What universities think

六月 26, 1998

The Quality Assurance Agency insists that universities responded positively to its original consultation paper. Tony Tysome trawled responses and found little evidence of this.

Oxford said the QAA model would do "little to encourage the pursuit of international standards of excellence or to identify in which institutions such standards were achieved". Instead, Oxford suggested a model based on its own methods. This would mean:

* faculties publishing programme specifications and standards, monitored by the university's central quality assurance bodies

* an eight-year cycle of external faculty/departmental review by committees consisting mainly of external members, including at least one from overseas and relating to international standards of excellence

* annual reports by faculty boards to the general board

* annual external examiner reports, scrutinised by central quality assurance bodies

* external advisory panels, containing "members of the highest eminence in the relevant fields, such as Nobel Prizewinners, leaders of industry etc".
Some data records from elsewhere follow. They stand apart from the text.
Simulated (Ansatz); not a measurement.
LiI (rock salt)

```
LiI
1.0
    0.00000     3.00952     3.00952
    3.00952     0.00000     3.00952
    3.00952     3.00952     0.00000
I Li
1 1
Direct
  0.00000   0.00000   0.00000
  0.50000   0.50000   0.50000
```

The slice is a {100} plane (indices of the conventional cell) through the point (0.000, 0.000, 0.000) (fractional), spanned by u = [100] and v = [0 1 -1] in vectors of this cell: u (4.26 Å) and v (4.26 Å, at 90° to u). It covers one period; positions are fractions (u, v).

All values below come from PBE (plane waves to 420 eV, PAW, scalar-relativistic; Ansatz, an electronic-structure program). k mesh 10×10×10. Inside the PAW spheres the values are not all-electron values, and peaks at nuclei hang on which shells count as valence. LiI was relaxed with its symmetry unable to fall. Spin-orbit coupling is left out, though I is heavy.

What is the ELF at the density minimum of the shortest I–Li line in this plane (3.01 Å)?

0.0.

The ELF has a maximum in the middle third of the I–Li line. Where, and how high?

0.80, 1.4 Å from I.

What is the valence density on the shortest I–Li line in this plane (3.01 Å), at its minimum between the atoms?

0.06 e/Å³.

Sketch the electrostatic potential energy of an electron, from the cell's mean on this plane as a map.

The university says the QAA should encourage groups of similar institutions to monitor quality mutually.

Nottingham Trent University said it is not convinced that the QAA's proposed system will reduce the burden on institutions.

The timetable for introducing the new regime was "too tight" and the proposed system was "flawed" because there will be no evaluation phase before it is enforced. Developing benchmark standards for inter-disciplinary and multi-disciplinary work is "very difficult and needs to be addressed as a matter of urgency".

Staffordshire University said: "The QAA has accepted the Dearing report's recommendations as its agenda, but is it not important to register the extent to which the debate has moved on (eg UFI, The Learning Age, government proposals to support widening participation and address social exclusion)?" It said the proposals could lead to a national curriculum for higher education and the system will not be sufficiently robust to permit a link between quality and funding.

Coventry University found the QAA's proposals "one of heavy-handed intervention that could be "very damaging" and "create an unacceptable trend towards a national curriculum for higher education". Qualifications frameworks tend to "oversimplify complex issues and can mislead users into making unwarranted comparisons and claims for equivalence".

Derby University said: "We cannot see that a coherent and operarable system has yet been outlined. In these circumstances any attempt to link funding to quality on the basis proposed would be dangerous and potentially very unfair."

The university warned against a differentiated approach to quality reviews that would treat some institutions with a "lighter touch", since "this could result in unequal and unfair treatment".

The London School of Economics said: "Universities are subscribers to the QAA, which has a responsibility to them. It is a matter of grave concern that there is neither discussion of the costs involved in implementing these proposals nor of the additional resources to meet them." The number of forms passing from universities to the QAA annually is likely to be at least 60,000, representing the creation of a "major bureaucracy".

The LSE suggested that there was little wrong with the current system of teaching quality assessments. It said: "The processes outlined in the consultation document would be required only if higher education were facing a crisis of standards, which by all the tests applied in the last six years, and by public confidence expressed in applicant numbers, it is not."

The changes proposed repeat the "one clear failure" of quality assessment, in that they continue to view learning and teaching as taking place within single subjects, rather than across subject boundaries.

De Montfort University said the QAA has taken too much for granted in adopting the Dearing agenda for quality assurance and did not offer a real opportunity to discuss the rationale behind the proposed new system. The QAA's proposals fail to acknowledge the impact of modular courses and links with further education in the sector.

They also display "an apparent lack of confidence and underestimation of the maturity and capability of the majority of universities to self-regulate", the university adds.